Ministry Staffing Options

As you think through the types of functions and positions that you’ll need in the future and how you want to staff these positions, one of the major decisions you’ll have to make is what type of staff is needed? All too often we assume that we have to hire someone full-time. But with such a position, you have to make sure that you have enough work for that one person to do and that the person has all the skill sets that are needed for all that must be done. With full-time positions, you also have to think about benefits so you can attract and keep skilled employees.

Here are four ministry staffing options to consider besides full-time employees:

1. Part-Time Staff

  • You only pay for hours worked; stay-at-home moms and early retirees like to use their work skills and stay involved in something important; however, these individuals are not always available when you need them, and you still have to pay payroll taxes.

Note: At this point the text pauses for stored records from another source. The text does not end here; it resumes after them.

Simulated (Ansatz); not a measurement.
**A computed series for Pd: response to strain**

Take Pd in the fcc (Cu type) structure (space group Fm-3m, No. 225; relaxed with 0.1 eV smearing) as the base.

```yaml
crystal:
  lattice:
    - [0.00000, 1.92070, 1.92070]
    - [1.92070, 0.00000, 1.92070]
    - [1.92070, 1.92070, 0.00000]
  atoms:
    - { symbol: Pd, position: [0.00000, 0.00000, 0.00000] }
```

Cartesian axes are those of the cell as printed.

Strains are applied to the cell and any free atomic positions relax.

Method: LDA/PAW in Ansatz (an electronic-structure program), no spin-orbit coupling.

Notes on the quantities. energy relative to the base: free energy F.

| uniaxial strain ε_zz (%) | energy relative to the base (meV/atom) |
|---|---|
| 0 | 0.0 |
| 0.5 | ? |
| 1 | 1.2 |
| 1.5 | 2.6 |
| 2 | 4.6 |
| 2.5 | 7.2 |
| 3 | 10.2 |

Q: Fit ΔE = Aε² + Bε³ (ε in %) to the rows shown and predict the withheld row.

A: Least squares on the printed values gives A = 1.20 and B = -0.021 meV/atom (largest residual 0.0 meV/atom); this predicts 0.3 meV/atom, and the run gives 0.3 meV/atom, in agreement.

2. Independent Contractors

  • You only pay for work done; work performed is usually a specialized task or a project; they pay their own payroll taxes; they often are very skilled in that specialized task; you provide them with a 1099 in January if work done during the previous year was over $600. To be eligible for this status, these individuals will choose their own work hours (as long as the work is done), choose the location in which to complete the work, and use their own equipment. NOTE: If the organization determines work hours, where work is done, and provides equipment to be used, the person must be an employee.

3. Outside Companies

  • Such services as payroll, bookkeeping, email services, media production and website creation and maintenance may be performed by independent contractors or outside companies. If such a company is incorporated, they do not receive a 1099 in January. Two of our favorites are Simple Dime for accounting and Whistle Peak Productions for video creation.

4. Volunteers

  • Some jobs that a ministry needs to have done can best be done by volunteers. Such jobs are usually done on a regular schedule so volunteers can plan their time, and they usually don’t require decision-making responsibilities. These jobs could include stuffing envelopes or staffing an event. Ministries that use volunteers well have thought through what they want the volunteers to do and are ready for them when they walk in the door.Volunteers who aren’t appreciated and valued usually don’t come back. While employees must be treated well, volunteers must feel like kings and queens when they’re around the ministry!